The fact that due to the encouragement of the Abe Administration, Japanese corporations are strongly emphasizing profitability is extremely important to investors in Japanese equities. This is "icing on the cake" of the "Show Me the Money" corporate governance improvement that we have long-highlighted in our thought leadership effort on Japan. Indeed, while increasing the number of independent directors and other recent governance issues are very important in the intermediate term for Japan, it is crucial for investors to understand that much of the profitability message has actually been understood by Japanese corporates for a decade. This is shown by the divergence in the profit margins from the trend in GDP growth in the chart below, showing that even though GDP growth has remained quite subdued, profit margins have surged.
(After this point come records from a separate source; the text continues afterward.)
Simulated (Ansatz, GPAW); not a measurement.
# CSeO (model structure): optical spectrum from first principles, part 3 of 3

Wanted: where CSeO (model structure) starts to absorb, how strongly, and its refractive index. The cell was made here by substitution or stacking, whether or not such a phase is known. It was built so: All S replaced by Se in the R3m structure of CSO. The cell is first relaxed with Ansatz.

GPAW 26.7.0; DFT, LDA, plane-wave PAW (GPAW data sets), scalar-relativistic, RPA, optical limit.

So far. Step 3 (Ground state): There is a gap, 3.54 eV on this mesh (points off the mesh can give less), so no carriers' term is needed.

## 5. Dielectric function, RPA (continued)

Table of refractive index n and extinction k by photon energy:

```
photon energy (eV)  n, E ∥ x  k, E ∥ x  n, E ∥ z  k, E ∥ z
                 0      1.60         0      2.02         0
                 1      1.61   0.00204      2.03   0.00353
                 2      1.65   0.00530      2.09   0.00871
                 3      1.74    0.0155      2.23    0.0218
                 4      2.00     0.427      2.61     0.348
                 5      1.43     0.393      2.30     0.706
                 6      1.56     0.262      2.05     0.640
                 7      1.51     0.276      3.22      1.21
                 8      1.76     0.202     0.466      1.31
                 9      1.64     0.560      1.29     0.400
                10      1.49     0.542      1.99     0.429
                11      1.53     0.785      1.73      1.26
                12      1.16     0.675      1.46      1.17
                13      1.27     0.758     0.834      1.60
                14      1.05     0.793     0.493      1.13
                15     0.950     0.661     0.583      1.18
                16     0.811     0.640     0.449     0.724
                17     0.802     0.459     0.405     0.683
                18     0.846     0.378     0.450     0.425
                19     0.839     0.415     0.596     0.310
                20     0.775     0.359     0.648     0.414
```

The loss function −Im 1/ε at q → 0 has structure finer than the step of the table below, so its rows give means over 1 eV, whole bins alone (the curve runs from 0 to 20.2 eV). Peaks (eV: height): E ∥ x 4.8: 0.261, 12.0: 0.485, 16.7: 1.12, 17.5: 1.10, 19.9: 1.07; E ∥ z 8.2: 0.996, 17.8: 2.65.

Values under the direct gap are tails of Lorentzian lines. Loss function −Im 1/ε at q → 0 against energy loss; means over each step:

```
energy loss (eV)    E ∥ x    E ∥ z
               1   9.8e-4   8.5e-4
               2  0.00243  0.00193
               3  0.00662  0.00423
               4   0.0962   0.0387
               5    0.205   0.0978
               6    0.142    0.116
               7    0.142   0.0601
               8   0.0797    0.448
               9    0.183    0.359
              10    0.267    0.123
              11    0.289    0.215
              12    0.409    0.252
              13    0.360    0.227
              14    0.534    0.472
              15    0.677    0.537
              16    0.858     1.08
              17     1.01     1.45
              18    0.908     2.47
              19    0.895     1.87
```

Since the Koizumi era, Japan has embarked on major rationalizations in most industries, with the number of players often reduced from seven down to three. The fruits of this restructuring were slower to ripen than in Western world examples, and they were hidden by a series of crises (the Lehman shock, the turbulence in China, the strong Yen and of course, the Tohoku crisis), but since Abenomics began, the global backdrop for Japan has been stable and there have been no domestic crises, thus allowing the fruits to ripen.

The CY2Q15 data on overall corporate profits (not just of listed companies) recently announced continues this upward trend, showing that the pretax profit margin's four-quarter average hit a new high of 5.26%. We expect that profit margins will expand further in coming quarters, driven by continued industry rationalizations and cost-cutting. It is also worth mentioning that forex related profits are not the only driver of this improvement, as the profit margin of services industries also surged to a new record high, as shown in the second chart below.

Four-quarter Average of Pretax Profit Margin vs. Japanese Nominal GDP YoY Growth
(for all non-financial companies, not just listed ones)

Four-quarter Average of Pretax Profit Margin vs. Japanese Nominal GDP YoY Growth for all non-financial companies, not just listed ones

Sources: Japan Ministry of Finance, Bloomberg, data through 2Q15

...and for Non-manufacturers excluding financials

Four-quarter Average of Pretax Profit Margin vs. Japanese Nominal GDP YoY Growth for Non-manufacturers excluding financials

Sources: Japan Ministry of Finance, Bloomberg, data through CY2Q15

Of course, this improving structural profitability trend has become more fully realized by global investors, but there remain a decent number of Japan-skeptics, and 2Q profit margins surged so much that this dwindling group should reduce their remaining doubts; and thus, there is a significant amount of overseas capital that can still flow into Japanese equities.

Conclusions

  1. Years of corporate restructuring's progress was hidden due to successive global and domestic crises.
  2. "Show me the Money!" corporate governance: Japanese companies care even more now about corporate profitability.
  3. The dividend paid by TOPIX is surging upward and we expect it to double in the five years from 2013 through 2018.
  4. On top of the corporate tax cut in April, Abenomics is having a strongly positive effect on profits due to the normalized Yen and further deregulation should gradually push profit margins higher.
  5. Poor demographics are linked with GDP growth, but countries with strong automation and efficiency capabilities can completely offset such (see our report on Debunking Demographics). As these charts show, even if Nominal GDP growth is fairly flat, corporate profits can rise sharply in Japan due to productivity increases and gearing to global growth via multinationalization.